# Region enclosed by the graph

• Apr 22nd 2010, 07:11 PM
downer
Region enclosed by the graph
A problem I had recently on a test has been bothering me for quite some time now and would like to seek assistance for it. There were 3 questions that went along with it.

The problem goes:
Let R be the region enclosed by the graph of y = 2lnx and y = x/2, and the lines x = 2 and x = 8.

a) Find the area of R
b) Set up an integral expression, in terms of a single variable,for the volume of the solid generated when R is revolved about the x-axis.
c)Set up an integral expression, in terms of a single variable,for the volume of the solid generated when R is revolved about the line x = -1.

Any possible help regarding any of the 3 questions is greatly appreciated.
• Apr 22nd 2010, 07:33 PM
bhuang
Do you have the answer to a)?
• Apr 22nd 2010, 07:52 PM
pickslides
Quote:

Originally Posted by downer

The problem goes:
Let R be the region enclosed by the graph of y = 2lnx and y = x/2, and the lines x = 2 and x = 8.
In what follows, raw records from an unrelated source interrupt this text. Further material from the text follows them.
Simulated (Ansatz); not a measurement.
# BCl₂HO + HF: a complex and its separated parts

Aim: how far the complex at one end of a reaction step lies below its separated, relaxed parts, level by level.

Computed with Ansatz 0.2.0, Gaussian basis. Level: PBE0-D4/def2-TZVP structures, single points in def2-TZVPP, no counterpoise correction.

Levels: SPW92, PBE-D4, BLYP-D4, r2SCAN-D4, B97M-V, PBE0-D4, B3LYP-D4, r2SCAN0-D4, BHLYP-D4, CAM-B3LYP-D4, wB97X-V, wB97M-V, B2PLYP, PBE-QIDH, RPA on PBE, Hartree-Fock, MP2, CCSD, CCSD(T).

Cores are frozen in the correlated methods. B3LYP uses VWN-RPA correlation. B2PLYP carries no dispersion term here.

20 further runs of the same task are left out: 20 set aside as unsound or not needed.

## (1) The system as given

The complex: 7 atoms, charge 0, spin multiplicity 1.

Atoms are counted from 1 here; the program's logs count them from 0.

For part a) solve $\int_2^82\ln x - \frac{x}{2}~dx$

What do you get?
• Apr 22nd 2010, 07:59 PM
bhuang
I did x/2 - 2lnx instead because y=x/2 is graph that gives the larger values. I end up getting -7.49, but I think some of my algebra may have been wrong...
• Apr 22nd 2010, 08:06 PM
pickslides
Quote:

Originally Posted by bhuang
I did x/2 - 2lnx instead because y=x/2 is graph that gives the larger values.

I don't agree with this.

In my understanding $2\ln x > \frac{x}{2}, \forall x \in [2,8]$

Quote:

Originally Posted by bhuang
I end up getting -7.49, but I think some of my algebra may have been wrong...

This answer is not correct. If anything it supports my statement above.
• Apr 22nd 2010, 08:12 PM
drumist
I've attached a graph of the two curves so you can see which one is above and which is below. We are only concerned with the region between x=2 and x=8.